6. History of the file: It should be recalled that the Commission showed two decades ago an interest in promoting mutual societies in Europe. In 1992[5], a draft Regulation establishing a legal framework for the creation of a European Mutual Society, together with a draft for a European Association, had already been presented by the Commission following the submission of the European Company Statute. Both were however subsequently withdrawn in March 2006, due to the lack of progress in the Council Working Group on Company Law. It should also be reminded that the statutes for European-type enterprises are Council Regulations, are in principle based on article 352 of the Treaty on the Functioning of the European Union, and according to the case law[6] they need to be adopted by unanimity of the (currently 27) Member States.
7. Action of the European Parliament: In 2012/2013, an own-initiative report was proposed in the European Parliament’s JURI Committee by Mr Luigi Berlinguer MEP[7] that (following a large number of previous similar EP reports and the adoption of a written declaration of 2011 on establishing European statutes for mutual societies, associations and foundations) also examines the legal aspects of the structures of mutual societies, enumerates the main advantages of a European Mutual Society Statute of which the EU could benefit, and calls on the Commission to present a proposal of which it recommends the basic features.
THE QUESTIONNAIRE
Question 1: Information about the respondent
Q.1.1. Name of the person/ organisation/service/mutual society /company/ association etc., the legal form, field of activity and country of origin, address and your function, as well as -in the case of a person or entity registered in the European Transparency Register (TR)[8], your Transparency Register ID number.
(no need to give a TR nr, if you are not yet registered as lobbyist at the European TR)
Q 1.2. If you answer as an individual: Are you a member of a mutual-type organisation and of what type?
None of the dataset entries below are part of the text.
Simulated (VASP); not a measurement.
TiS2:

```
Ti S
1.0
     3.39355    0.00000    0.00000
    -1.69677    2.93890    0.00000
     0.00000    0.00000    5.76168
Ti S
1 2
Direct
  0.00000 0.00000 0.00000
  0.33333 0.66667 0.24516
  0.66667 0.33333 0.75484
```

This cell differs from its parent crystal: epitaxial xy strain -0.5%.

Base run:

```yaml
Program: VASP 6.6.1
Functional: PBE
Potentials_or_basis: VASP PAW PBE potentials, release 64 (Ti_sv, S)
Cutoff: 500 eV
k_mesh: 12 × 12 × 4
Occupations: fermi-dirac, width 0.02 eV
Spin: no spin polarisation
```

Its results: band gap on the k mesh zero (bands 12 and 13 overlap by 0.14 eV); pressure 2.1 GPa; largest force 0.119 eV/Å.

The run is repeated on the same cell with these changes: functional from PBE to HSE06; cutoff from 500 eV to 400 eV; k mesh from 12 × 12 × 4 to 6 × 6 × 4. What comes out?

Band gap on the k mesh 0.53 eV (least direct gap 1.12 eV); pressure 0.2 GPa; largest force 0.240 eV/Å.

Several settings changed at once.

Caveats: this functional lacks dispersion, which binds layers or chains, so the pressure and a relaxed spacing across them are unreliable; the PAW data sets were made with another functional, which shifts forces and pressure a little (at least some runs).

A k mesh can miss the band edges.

Q 1.3. If you are answering for a mutual society:
Q 1.3.1. Please indicate the field of activity (health services, complementary social security, mandatory social security, life and non-life insurance, credit or building society or other) of your mutual, your business volume, and the approximate number of members.
Q 1.3.2.Does your mutual society conduct cross-border activities within the single market and if yes, under which legal form (e.g. subsidiary, joint venture, agency, branch, cross-border provision of services, cooperation with a local enterprise in the host country, other)?
Q 1.3.3.Does your mutual society plan to expand its activities to other EU/EEA area Member State(s) in the foreseeable future? If yes, under which legal form? Please indicate to which Member State(s).
Question 2: Barriers to cross-border activities/establishment of mutual society
The study identifies a number of barriers/difficulties proper to the mutual societies in the EU which affect their possibilities to engage in cross-borders activities:
a. mutual-type organisations are not allowed to operate in all Member States or they are not allowed to start or conduct some activities, while the other legal forms of companies operating in the same field -like cooperatives or public limited- companies are permitted or are not restricted;
b. the lack of possibilities, or the existence of very limited possibilities to form horizontal cross-border groups that are not based on vertical ownership structures, while other legal forms of companies in the same field can do so; (for groups see question 4)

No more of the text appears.